8. Artifacts

Julia 1.3

Pkg's artifacts functionality requires at least Julia 1.3.

Pkg can install and manage containers of data that are not Julia packages. These containers can contain platform-specific binaries, datasets, text, or any other kind of data that would be convenient to place within an immutable, life-cycled datastore. These containers, (called "Artifacts") can be created locally, hosted anywhere, and automatically downloaded and unpacked upon installation of your Julia package. This mechanism is also used to provide the binary dependencies for packages built with BinaryBuilder.jl.

Artifacts.toml files

Pkg provides an API for working with artifacts, as well as a TOML file format for recording artifact usage in your packages, and to automate downloading of artifacts at package install time. Artifacts can always be referred to by content hash, but are typically accessed by a name that is bound to a content hash in an Artifacts.toml file that lives in a project's source tree.

Note

It is possible to use the alternate name JuliaArtifacts.toml, similar to how it is possible to use JuliaProject.toml and JuliaManifest.toml instead of Project.toml and Manifest.toml, respectively.
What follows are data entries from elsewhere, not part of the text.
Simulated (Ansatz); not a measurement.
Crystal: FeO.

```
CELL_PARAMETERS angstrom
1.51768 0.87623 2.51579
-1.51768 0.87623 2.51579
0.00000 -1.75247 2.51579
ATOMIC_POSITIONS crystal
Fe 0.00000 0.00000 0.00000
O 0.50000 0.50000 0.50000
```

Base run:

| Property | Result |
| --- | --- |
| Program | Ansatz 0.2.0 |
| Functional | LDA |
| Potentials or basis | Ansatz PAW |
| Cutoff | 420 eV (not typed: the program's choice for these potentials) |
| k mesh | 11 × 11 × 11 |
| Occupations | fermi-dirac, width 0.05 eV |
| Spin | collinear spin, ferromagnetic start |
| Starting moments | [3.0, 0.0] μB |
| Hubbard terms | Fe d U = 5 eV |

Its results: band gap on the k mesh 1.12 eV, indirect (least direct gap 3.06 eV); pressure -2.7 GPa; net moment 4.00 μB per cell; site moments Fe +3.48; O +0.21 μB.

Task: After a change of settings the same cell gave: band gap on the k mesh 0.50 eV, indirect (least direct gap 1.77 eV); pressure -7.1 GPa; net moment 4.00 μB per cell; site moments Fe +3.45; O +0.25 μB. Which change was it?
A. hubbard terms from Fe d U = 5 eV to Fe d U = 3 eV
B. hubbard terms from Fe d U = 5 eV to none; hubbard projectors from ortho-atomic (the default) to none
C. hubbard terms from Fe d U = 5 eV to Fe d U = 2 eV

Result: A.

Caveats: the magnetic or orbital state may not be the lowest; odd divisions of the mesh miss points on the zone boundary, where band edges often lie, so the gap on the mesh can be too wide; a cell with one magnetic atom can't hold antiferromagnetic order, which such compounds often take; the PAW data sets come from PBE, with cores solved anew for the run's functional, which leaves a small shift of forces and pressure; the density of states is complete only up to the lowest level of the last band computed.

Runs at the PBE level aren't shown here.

An example Artifacts.toml file is shown here:

# Example Artifacts.toml file
[socrates]
git-tree-sha1 = "43563e7631a7eafae1f9f8d9d332e3de44ad7239"
lazy = true

    [[socrates.download]]
    url = "https://github.com/staticfloat/small_bin/raw/master/socrates.tar.gz"
    sha256 = "e65d2f13f2085f2c279830e863292312a72930fee5ba3c792b14c33ce5c5cc58"

    [[socrates.download]]
    url = "https://github.com/staticfloat/small_bin/raw/master/socrates.tar.bz2"
    sha256 = "13fc17b97be41763b02cbb80e9d048302cec3bd3d446c2ed6e8210bddcd3ac76"

[[c_simple]]
arch = "x86_64"
git-tree-sha1 = "4bdf4556050cb55b67b211d4e78009aaec378cbc"
libc = "musl"
os = "linux"

    [[c_simple.download]]
    sha256 = "411d6befd49942826ea1e59041bddf7dbb72fb871bb03165bf4e164b13ab5130"
    url = "https://github.com/JuliaBinaryWrappers/c_simple_jll.jl/releases/download/c_simple+v1.2.3+0/c_simple.v1.2.3.x86_64-linux-musl.tar.gz"

[[c_simple]]
arch = "x86_64"
git-tree-sha1 = "51264dbc770cd38aeb15f93536c29dc38c727e4c"
os = "macos"

    [[c_simple.download]]
    sha256 = "6c17d9e1dc95ba86ec7462637824afe7a25b8509cc51453f0eb86eda03ed4dc3"
    url = "https://github.com/JuliaBinaryWrappers/c_simple_jll.jl/releases/download/c_simple+v1.2.3+0/c_simple.v1.2.3.x86_64-apple-darwin14.tar.gz"

[processed_output]
git-tree-sha1 = "1c223e66f1a8e0fae1f9fcb9d3f2e3ce48a82200"

This Artifacts.toml binds three artifacts; one named socrates, one named c_simple and one named processed_output. The single required piece of information for an artifact is its git-tree-sha1. Because artifacts are addressed only by their content hash, the purpose of an Artifacts.toml file is to provide metadata about these artifacts, such as binding a human-readable name to a content hash, providing information about where an artifact may be downloaded from, or even binding a single name to multiple hashes, keyed by platform-specific constraints such as operating system or libgfortran version.

Artifact types and properties

In the above example, the socrates artifact showcases a platform-independent artifact with multiple download locations. When downloading and installing the socrates artifact, URLs will be attempted in-order until one succeeds. The socrates artifact is marked as lazy, which means that it will not be automatically downloaded when the containing package is installed, but rather will be downloaded on-demand when the package first attempts to use it.

The c_simple artifact showcases a platform-dependent artifact, where each entry in the c_simple array contains keys that help the calling package choose the appropriate download based on the particulars of the host machine. Note that each artifact contains both a git-tree-sha1 and a sha256 for each download entry. This is to ensure that the downloaded tarball is secure before attempting to unpack it, as well as enforcing that all tarballs must expand to the same overall tree hash.

The processed_output artifact contains no download stanza, and so cannot be installed. An artifact such as this would be the result of code that was previously run, generating a new artifact and binding the resultant hash to a name within this project.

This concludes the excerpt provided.